Constables continue crucial week of training

Published 9:00 pm Thursday, May 4, 2017

In a hostile situation on the road, staying up to date with knowledge is key.
The ability to know the surrounding and current state laws come naturally for constables that take part in the annual training program offered by the Carter County Constables Association. As week one of training comes to a close, instructor Ken Potter was able to give constables a ‘crash’ course of sorts on Thursday, May 4, by discussing the operations of being behind the wheel of an emergency vehicle.
“We’re doing emergency vehicle operation tonight,” Potter said. “Traffic stops, field, and DUI checkpoints. We had some plans of doing inspection examples, but we’re waiting to see how the weather holds up.”

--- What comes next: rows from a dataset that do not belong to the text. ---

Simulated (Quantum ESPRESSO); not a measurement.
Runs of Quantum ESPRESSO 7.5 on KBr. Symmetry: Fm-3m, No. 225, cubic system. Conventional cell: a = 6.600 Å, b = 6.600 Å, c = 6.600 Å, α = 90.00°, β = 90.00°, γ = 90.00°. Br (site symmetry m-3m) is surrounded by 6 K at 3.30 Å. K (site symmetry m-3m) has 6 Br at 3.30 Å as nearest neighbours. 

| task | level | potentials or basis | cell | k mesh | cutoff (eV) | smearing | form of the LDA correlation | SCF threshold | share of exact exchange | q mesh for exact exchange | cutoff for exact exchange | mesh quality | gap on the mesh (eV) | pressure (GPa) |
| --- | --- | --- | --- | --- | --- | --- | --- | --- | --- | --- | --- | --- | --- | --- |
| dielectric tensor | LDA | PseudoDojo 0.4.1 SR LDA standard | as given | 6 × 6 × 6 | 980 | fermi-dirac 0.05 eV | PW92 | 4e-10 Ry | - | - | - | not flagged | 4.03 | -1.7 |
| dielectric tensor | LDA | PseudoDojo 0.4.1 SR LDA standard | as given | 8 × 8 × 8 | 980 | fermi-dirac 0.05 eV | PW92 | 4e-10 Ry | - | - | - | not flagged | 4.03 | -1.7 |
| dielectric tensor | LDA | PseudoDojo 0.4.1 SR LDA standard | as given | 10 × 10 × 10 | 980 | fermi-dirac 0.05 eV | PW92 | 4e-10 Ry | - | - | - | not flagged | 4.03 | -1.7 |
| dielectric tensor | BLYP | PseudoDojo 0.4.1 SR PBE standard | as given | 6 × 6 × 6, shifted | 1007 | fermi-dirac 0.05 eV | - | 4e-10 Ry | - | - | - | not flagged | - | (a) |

Constables have the authority to pursue in a chase, but the letter of the law, including state law 55-8-108, was heavily preached by Potter during the training session. While municipal police departments have some type of protection when it comes to petitioning ligation, Potter added it was important that constables know the lay of the land.
Nights like Thursday have been refreshers of sorts for the constables as they go through classroom-like settings.
“We’ll actually be here tonight then tomorrow we’ll have attorney Jim Bowman coming,” Potter said. “He’ll be doing courtroom procedure and witness testimony from officers in court … all kinds of those issues along with search-and-seizure.”
Potter added that officers would begin firearms training Saturday and continue throughout the week before graduation on Thursday.
Constables are subjected to extensive training in over 20 subjects, and the sessions have been an eye-opener, according to resident Steve Jackson.
“I think the constables, at least from what I’ve seen, are not very well-understood and very appreciated because we don’t know what they do,” Jackson said. “(The classes) have opened my eyes.
“The gentleman beside me asked if I learned anything, and I said ‘yeah, I wouldn’t want to do your job.’ It has got to be difficult. I’ve got nothing but respect for them,” he continued. “It is a very complicated dance.”
Potter encouraged citizens wanting to know more about what constables are legally able to do can stop by throughout the remaining of the week.
“I think everyone would benefit from seeing this type of class,” Jackson said. “You don’t know what’s going on the other side of the phone when you call the dispatcher. I have a new respect for these guys.”
Classes run through next Thursday at the Carter County Rescue Squad Center in Stoney Creek. Each class tentatively starts around 6 p.m.